At the beginning of the graphic novel, Cici lives in Taiwan. Her favorite flavor of boba tea is mango. She and her friends enjoy watching the panda at the zoo or running across the Dragon Bridge. Cici’s A-má—her grandmother—is the “best part” of living in Taiwan, and she loves spending time with her at the market.

Cici’s narration notes that her grandmother only speaks Taiwanese to her, and so they converse in Taiwanese as they cook dumplings.

A month after the narrative begins, Cici’s parents decide to move to America, and Cici does not want to go. A-má comforts her, having her wash the rice until the water becomes clear. A-má can’t come with them because she doesn’t have a green card. Cici tells her grandmother to come visit for her 70th birthday. Cici tells herself that it will happen, thinking of how A-má herself always keeps her promises.

A-má gives Cici her secret spice combination, which she learned from her own grandmother. In a series of black-and-white memory panels, she recounts how her grandmother taught her to make the spice blend. She says she’ll teach Cici, who is excited by all of the new tastes even as she is sad to leave Taiwan.

At the going away party, there are two tables: one with eight chairs and one with three, since A-má thinks they are lucky numbers. Cici sits with her friends, and they share their last meal together.

Chapter 2 Summary

Cici and her family move from Taiwan to Seattle. Cici washes rice on her own while her parents work.

Chapter 3 Summary

Cici quickly makes friends with Jenna, another student in her class, even though she was worried she wouldn’t make friends. At lunch, she eats pickled cucumbers and rice. The boys at her lunch table tease her, saying that she’s eating rotten worms.

The other two girls at her table defend her, and Emily invites her over on Saturday. Cici feels that she should not bring Taiwanese food for lunch anymore.
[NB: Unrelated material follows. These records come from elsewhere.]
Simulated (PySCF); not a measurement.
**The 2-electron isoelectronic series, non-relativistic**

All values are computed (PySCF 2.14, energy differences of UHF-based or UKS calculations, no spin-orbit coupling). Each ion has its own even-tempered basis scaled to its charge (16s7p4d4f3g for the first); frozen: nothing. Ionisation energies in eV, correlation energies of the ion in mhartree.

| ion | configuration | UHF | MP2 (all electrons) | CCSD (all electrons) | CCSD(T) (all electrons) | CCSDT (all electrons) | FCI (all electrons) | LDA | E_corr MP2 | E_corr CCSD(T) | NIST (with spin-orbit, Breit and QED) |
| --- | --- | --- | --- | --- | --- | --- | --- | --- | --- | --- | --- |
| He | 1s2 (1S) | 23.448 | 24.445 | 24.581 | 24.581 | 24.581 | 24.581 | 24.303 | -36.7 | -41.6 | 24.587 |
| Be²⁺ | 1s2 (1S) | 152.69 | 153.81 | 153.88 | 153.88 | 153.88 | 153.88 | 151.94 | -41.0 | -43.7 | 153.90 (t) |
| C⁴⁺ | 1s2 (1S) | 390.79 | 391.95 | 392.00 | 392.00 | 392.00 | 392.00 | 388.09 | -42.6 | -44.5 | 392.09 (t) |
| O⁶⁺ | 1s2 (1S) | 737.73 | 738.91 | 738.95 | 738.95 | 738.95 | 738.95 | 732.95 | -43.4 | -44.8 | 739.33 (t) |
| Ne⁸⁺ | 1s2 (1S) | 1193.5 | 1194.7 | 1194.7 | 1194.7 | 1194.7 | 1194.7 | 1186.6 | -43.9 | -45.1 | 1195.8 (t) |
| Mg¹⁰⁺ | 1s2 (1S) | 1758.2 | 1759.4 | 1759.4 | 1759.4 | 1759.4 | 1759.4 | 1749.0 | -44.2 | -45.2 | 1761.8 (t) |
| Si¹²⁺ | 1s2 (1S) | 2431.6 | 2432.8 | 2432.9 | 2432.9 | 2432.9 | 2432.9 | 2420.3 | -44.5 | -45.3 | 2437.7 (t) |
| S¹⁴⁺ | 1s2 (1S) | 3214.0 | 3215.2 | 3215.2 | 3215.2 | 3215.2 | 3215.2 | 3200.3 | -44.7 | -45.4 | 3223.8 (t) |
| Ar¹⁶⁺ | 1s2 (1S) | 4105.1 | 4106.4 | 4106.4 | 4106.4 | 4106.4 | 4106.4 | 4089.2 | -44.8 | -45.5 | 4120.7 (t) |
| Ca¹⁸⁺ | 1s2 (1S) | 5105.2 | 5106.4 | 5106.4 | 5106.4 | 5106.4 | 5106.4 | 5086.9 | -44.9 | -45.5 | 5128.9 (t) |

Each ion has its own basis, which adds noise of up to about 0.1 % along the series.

On Saturday, Cici’s parents drop her off at Emily’s. Emily begins by speaking slowly, but Cici corrects her, pointing out that she’s been learning English since she was little. Emily apologizes, and Cici forgives her. She secretly thinks Americans are odd for having fireplaces.

Cici enjoys hanging out at Emily’s, and her friends are surprised when her parents come to pick her up. They ask if she is going to sleepover, something that Cici thinks of as a “strange American custom” though she tries to convince her parents to let her stay. They don’t think it’s a good idea, and Cici’s mom offers to stay over too. Cici gives up, not wanting her parents to embarrass her.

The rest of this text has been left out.